# Phase 2 - Unimodal Deep Learning Models
---

## Import all necessary libraries

In [1]:
## Import required libraries and modules
import sys
import os
import logging
import torch
import pandas as pd
import numpy as np
from torch.utils.data import DataLoader, TensorDataset
import torch.nn as nn
import torch.optim as optim
import importlib

# Add the src directory to the Python path
sys.path.append(os.path.abspath(os.path.join("..", "src")))

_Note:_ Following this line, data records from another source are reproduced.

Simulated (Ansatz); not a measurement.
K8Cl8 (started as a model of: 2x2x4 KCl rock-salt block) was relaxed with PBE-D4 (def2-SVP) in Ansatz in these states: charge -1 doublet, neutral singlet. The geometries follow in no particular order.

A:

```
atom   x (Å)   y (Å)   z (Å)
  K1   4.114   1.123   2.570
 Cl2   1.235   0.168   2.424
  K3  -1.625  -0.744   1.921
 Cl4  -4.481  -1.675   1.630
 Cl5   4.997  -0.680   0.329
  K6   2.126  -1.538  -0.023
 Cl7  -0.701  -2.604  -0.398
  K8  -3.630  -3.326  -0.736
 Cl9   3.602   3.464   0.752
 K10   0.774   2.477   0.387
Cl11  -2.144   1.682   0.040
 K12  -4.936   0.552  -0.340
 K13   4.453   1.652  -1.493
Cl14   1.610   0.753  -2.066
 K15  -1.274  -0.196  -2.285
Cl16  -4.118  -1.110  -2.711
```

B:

from utils import load_config
from preprocess.preprocess import split_data
from models import FlexibleFCNN
from pipelines import DLModelsPipeline

from torch.optim.lr_scheduler import ReduceLROnPlateau

# Load Config
config = load_config("../config.yaml")

# Configure logging
logging.basicConfig(
    level=logging.DEBUG,
    format="%(asctime)s - %(levelname)s - %(message)s",
)

# Set device
device = torch.device("cuda" if torch.cuda.is_available() else "cpu")
logging.info(f"Using device: {device}")

2024-12-14 17:45:19,251 - INFO - Using device: cuda


In [2]:
## Load, Split and Preprocess Dataset
# Load datasets
logging.info("Loading datasets...")
tf_df = pd.read_csv(config["data_paths"]["preprocessed_tf_file"])
landmark_df = pd.read_csv(config["data_paths"]["preprocessed_landmark_file"])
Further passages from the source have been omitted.